Starting With A Heartland Menu
This article is from the archive of The New York Sun before the launch of its new website in 2022. The Sun has neither altered nor updated such articles but will seek to correct any errors, mis-categorizations or other problems introduced during transfer.

Looking at the official band line-up of this year’s CMJ Music Marathon is like perusing the menu at a restaurant that offers 50 kinds of wings: Is it worth your while to choose the classic Buffalo style, or should you go for the jalapeño-mustard wings because you know that no other restaurant in the country makes that kind of sauce? It’s an impossible, important decision. You’ll leave the restaurant feeling sated, queasy, and unfulfilled that the Buffalo sauce went untasted (because you were cool enough to eat something different for once).

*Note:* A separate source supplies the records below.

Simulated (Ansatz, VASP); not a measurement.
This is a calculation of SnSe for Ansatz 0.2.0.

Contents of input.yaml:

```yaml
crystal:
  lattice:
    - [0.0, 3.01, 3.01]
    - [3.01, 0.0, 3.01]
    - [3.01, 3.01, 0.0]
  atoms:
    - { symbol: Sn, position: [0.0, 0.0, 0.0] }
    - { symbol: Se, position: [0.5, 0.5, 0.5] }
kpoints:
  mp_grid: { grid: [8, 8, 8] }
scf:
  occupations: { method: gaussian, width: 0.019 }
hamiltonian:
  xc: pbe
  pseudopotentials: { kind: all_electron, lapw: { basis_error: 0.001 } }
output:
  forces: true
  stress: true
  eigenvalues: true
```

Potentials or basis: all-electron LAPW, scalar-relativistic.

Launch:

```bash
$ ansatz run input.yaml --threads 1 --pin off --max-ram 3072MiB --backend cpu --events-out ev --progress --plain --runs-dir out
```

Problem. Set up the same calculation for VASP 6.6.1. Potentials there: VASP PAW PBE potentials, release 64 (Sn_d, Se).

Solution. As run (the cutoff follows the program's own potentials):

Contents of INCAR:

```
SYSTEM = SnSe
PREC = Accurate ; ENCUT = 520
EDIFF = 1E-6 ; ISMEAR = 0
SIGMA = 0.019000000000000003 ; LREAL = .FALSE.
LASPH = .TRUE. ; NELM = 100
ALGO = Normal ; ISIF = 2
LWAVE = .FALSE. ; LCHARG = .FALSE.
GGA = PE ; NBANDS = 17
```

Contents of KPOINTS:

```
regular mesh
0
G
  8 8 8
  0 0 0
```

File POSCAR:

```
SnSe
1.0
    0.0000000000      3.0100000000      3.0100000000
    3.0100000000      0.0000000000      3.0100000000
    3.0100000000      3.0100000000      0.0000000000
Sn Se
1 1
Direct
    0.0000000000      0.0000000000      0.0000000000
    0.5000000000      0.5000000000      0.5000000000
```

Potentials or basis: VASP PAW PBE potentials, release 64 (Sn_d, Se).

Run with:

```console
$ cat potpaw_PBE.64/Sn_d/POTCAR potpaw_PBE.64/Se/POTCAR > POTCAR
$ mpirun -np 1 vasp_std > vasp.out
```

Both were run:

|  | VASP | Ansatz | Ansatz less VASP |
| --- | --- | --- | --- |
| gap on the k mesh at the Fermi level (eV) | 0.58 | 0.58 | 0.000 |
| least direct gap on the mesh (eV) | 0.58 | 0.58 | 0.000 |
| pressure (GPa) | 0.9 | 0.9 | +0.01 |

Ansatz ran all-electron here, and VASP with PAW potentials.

Though it’s hard to avoid this feeling after dinner, it’s easy to devise a satisfying plan of attack for the marathon, which begins tonight and runs through Saturday. Indie rock fans must realize that during the next five days, as hundreds of bands — and thousands of hipsters — invade the city’s musical venues, keeping a very short list of priorities is key to parsing the show schedules.
This year I’ve discovered a solid, personal method to discovering new bands, and it all stems from my preference for groups hailing from Chicago. Chicago is a wonderful place for young, developing bands; rent is cheap, venues abound, and there are plenty of students to populate shows and become loyal fans. Bands that develop in places like Brooklyn not only suffer from a lack of affordable studio space, but they face pressure from a picky, often snooty listenership. The rock atmosphere is more welcoming in Chicago, and great bands are constantly being born from the heartland. In order to make my life easy, I’m going to take my Midwestern preferences to the streets and support my brothers and sisters from Chi-town, with my two favorite bands at the top of my priority list this year.
The group Office performed its debut show in New York this past summer, slotted in the middle of a four-band lineup at the Mercury Lounge, and it was the only band that managed to fill the venue. Lead singer Scott Masson writes crisp, bouncy pop songs punctuated with staccato guitar lines. He has a high range vocal style not unlike that of mid-1980s new wave singers, but Mr. Masson doesn’t indulge in overly emotional or dramatic vocal acrobatics. Songs like “The Big Bang Jump!” and “Wound Up” begin with pulsating guitars, wind through bridges that change tempo and mood, and arrive at catchy choruses. The songs don’t linger: There isn’t a tune off of the band’s self-titled LP that lasts more than five minutes. Office probably also has the most intense stage show of any indie rock band — both Mr. Masson and guitarist Tom Smith are usually decked out in full suits, while fellow Officers Erica Corniel, Alissa Noonan, and Jessica Gonyea are adorned in proper secretarial gear.
The Changes have made a bigger splash on the Internet blog scene than Office this past year. In contrast to Office’s snappy sound as well as the monotone rock of other all-male bands, the indie rock of the Changes is sincere. “Her, You, and I” is one track that made the blog rounds earlier this year: Like quite a few Office songs, it also goes through many manifestations from verses to bridges to choruses, but the Changes keep the song simple through some heavy guitar work. The mournful lyrics, recounting the pressure of attracting a girl while playing a third wheel with her friends, are the real focus of the song.
Of course, there are many other bands not from Chicago that I’d like to try to see this week — but for my health and sanity, I’m playing it cool and keeping my show schedule very different, and very Midwest.